CUDA for real-time video processing?

I am interested in using CUDA to do various real-time video effects. Ideally, I want use the video decompression hardware on my NVIDIA card to do MPEG-4 decoding of high definition movie frames into a buffer that can be accessed with CUDA and then finally output to an OpenGL texture to be rendered and sent out the Quadro FX SDI connector as HD video. Has anyone already successfully done this? If so, what approach did you use? Otherwise, what what approach would you recommend to accomplish this? I was considering using the Direct Show IAMVideoAccelerator interface to get frames since it appears to support DirectX Video Acceleration to decode frames into a DirectX buffer. Then map the buffer using CUDA to run the effect into another buffer to be transfered to an OpenGL texture. Is this a reasonable approach or simply just too complicated, mixing too many APIs that may not work well together?

– Mark

Using either of the below…

  • VMR9 (DirectShow, DXVA, XP/Vista)

  • EVR (DirectShow/Mediafoundation, DXVA2.0, Vista)

  • DXVA2.0 directly (Vista)

… or using any way or version of DXVA, you’ll always end up with a with Direct3DSurface9 in a fourcc format like YUY2, UYVY or NV12. You can pretty easily get this converted to a Direct3DTexture9 with a RGB type in order to process it with pixel shaders directly in DirectX. But CUDA currently only supports interoperability with Direct3DVertexBuffer9’s which means that direct CUDA acesss to DXVA decoded video currently is impossible. Hopefully just for now, as CUDA Interoperability with Direct3DSurface9’s using YUV formattypes is just around the corner… Anyone at Nvidia care to comment?

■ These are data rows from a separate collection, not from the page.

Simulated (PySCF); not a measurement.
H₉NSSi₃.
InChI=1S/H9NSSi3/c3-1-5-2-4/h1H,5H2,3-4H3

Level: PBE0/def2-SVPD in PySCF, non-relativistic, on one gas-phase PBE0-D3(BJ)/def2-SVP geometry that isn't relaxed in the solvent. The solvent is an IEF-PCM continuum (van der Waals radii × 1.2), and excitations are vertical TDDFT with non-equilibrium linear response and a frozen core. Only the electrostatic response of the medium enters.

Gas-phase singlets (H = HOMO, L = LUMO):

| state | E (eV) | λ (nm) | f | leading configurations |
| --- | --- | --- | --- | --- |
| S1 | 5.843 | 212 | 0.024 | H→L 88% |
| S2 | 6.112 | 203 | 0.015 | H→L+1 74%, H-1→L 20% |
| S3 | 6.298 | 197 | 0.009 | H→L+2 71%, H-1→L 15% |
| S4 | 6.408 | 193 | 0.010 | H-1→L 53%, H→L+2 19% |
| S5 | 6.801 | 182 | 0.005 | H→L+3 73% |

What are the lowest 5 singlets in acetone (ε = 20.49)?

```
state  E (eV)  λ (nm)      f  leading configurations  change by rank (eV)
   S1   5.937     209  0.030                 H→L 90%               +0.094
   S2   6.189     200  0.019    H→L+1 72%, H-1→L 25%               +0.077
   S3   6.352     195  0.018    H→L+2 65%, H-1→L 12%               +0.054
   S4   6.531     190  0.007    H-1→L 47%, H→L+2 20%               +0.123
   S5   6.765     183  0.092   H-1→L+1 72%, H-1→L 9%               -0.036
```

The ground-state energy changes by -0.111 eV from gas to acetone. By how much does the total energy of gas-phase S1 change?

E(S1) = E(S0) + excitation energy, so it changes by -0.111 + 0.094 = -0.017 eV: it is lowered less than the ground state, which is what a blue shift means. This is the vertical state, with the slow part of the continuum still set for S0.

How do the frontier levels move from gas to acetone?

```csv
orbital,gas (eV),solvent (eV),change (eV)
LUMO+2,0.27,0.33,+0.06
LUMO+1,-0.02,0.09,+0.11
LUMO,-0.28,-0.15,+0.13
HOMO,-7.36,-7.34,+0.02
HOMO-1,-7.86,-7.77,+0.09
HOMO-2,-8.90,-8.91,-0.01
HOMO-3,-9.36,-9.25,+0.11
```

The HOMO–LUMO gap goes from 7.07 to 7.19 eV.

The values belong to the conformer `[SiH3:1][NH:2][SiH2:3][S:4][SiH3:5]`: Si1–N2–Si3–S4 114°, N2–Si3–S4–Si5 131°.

So in order to transfer it to OpenGL and process it here with CUDA you’ll have to copy the surface via system memory to an OpenGL object (texture) which is accessable with CUDA. But moving uncompressed HD video across the PCI express bus twice is very demanding. So far I’ve only succesfully been able to access uncompressed YUV surfaces by locking the surfaces and reading directly from graphics memory using the CPU and not using faster API readback methods. Those methods seem only to work on RGB surfaces which are 50-33% bigger in memory and requires the GPU to transfrom it to RGB as well.

Skipping DXVA accellerated decoding and doing decoding in software instead you could create a (DirectShow) video renderer that gets data rendered directly on to an OpenGL texture which you can access thru CUDA to create your effect.

Looking at the VideoFilter sample from the Nvidia SDK 9.5 you should be able to generate a OpenGL based DirectShow renderer. Microsoft’s has a simpler sample in the Windows Vista SDK [*] which also renders video to a Texture. Replacing anything DirectX related with OpenGL should get you started.

For the next step look at the Post-Process in OpenGL sample in the CUDA SDK in order to gain the knowledge needed on how to interact with the data residing in the OpenGL texture thru CUDA.

Mac OS X does provide limited support for Purevideo and thus maybe also hardware accelerated decoding in Quicktime on Windows. With Quicktime you can get output directly to an OpenGL texture. (I’ve just studying the docs).

Regards

Mikkel Haugstrup

[*] The Windows Vista SDK is a newer Platform SDK and supports XP as well, the mentioned sample is located in the Samples\Multimedia\DirectShow\Players\Texture3D9 folder.